BB: What was the atmosphere because you did work with cops and deputies? How was the atmosphere with them coming from the scene to the office? Did you hear anything in particular about what was going on from them or did you just get most of your information from news clippings and TV?

JD: Well you heard a lot of racial animus. Some of the black officers on the department were out trying to do what they could to help. Also, black council people and, church reverends, and so forth. Everybody was pitching in trying to help. We couldn’t quite understand and I couldn’t, why people would, if you want to protest something, and maybe the department had been. I don’t know, and of course it never happened to me. But I’m sure they were probably hard on black people. But, if you want to protest something, why burn your neighborhood down? Why hurt yourself? That’s why when people call it a rebellion; it’s hard for me to use that word. You know I know people were angry, but what do you gain by chasing all the merchants out of the city? People who’d run businesses in those areas for years, and just were burned out. It was unthinkable.

BB: Yeah it’s hard. That’s actually my next question. How do you do you perceive the event? Do you see it as a rebellion, do you see the civil unrest, or do you see it as a riot? How would you classify what happened?
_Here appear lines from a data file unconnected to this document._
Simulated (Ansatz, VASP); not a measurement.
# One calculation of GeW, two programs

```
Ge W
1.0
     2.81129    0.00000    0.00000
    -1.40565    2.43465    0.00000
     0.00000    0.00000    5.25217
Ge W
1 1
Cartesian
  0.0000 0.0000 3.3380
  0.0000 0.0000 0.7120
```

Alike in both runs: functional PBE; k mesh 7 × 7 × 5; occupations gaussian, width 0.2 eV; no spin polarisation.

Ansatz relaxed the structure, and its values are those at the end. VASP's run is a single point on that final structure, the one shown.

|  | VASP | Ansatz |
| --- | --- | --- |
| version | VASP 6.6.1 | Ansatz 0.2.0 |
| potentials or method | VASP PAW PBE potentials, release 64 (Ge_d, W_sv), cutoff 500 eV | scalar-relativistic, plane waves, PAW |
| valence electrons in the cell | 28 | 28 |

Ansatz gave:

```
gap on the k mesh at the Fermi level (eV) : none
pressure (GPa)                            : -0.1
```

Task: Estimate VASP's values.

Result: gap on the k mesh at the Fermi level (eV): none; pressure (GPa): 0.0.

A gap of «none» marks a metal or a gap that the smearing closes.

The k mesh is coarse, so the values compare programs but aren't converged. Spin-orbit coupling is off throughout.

JD: I think the Kercheval incident was probably civil unrest, but I think what we had got in July '67 was big enough to be a riot. It was kind of contained to one or two areas, but it was spreading pretty quickly. The police department didn’t seem to be able to stop it, so it was a good thing that we got the National Guard and the Army in here to help. I don’t even know if the department had enough, I mean the officers wore side arms. There might be a rifle in a scout car or two, but I don’t believe we had enough rifles to handle any major disturbances. And there were discussions I heard about you know, "Should we pull everybody back? Is it worth risking police officers, or must we be out there trying to arrest as many people as we could." The other thing was, they didn’t have place to put them. They were bringing them to the garage of police headquarters, which prior to that, I used to walk through to get into the building but they closed it off, took all the cars out of it, and they just had people down there. There were no bathrooms. I mean it was horrible. And finally, Judge George Crockett from recorders court, one of the first black judges, came over and started holding arraignments right in the garage because the people couldn’t get processed fast enough. I don’t remember how long that went on, but a good probably the first week at least. They just didn’t have place to put the people.

BB: Yeah I’ve heard of locations like Belle Isle was used, and I believe the fairgrounds were used so, I’m not surprised. That’s amazing.

JD: They were housing people every because they were just sweeping anybody who happened to be—I mean I guess you could be innocently walking down the street, although, I don’t know why you would be.

BB: Yeah (laughing).

JD: There were curfews and there just were areas where you wouldn’t go.

BB: You say you remember the National Guard and the Army coming in through, do you remember working with them at all, or seeing police officers work with them?

JD: Yeah, I know police officers worked with them. I did not have much to do with them. I was really sitting in an office answering phones and trying to get information from here and there and collate it and get it to the people who needed to have it.

BB: Gotcha.

JD: My office was on the second floor of police headquarters and the executive floor was three. So I would just run up and down the stairs all the time, taking stuff up and I’d see them, pass them in the corridor. But I didn’t have anything to do with them really.

BB: Gotcha, gotcha. So after the event and the days following, how did you perceive your neighborhood and Detroit in general after that, after the event happened?

JD: Nothing happened where we were. My parents had been wanting to sell our house. I think it was August or September of 67’, they were able to sell it and we moved down to the Jeffersonian. It never occurred to any of us to move outside the city. They wanted an apartment. They didn’t think I’d be with them that much longer I guess. Although, in those days if you were a single woman you just did not go out and get an apartment. So we moved to the Jeffersonian. It was a pretty much brand new building at the time. There were very few tenants. I could take the Jefferson bus down to work. So you know I still wasn’t noticing much. Some of the areas that were involved in the Kercheval incident, I would pass on the way to work. But, they’d gone pretty much back to normal. I mean, there were still houses in all those vacant lots that you see today. People took care of their property. They were cutting their lawns. Life was pretty normal for me.

BB: When would you say that things changed?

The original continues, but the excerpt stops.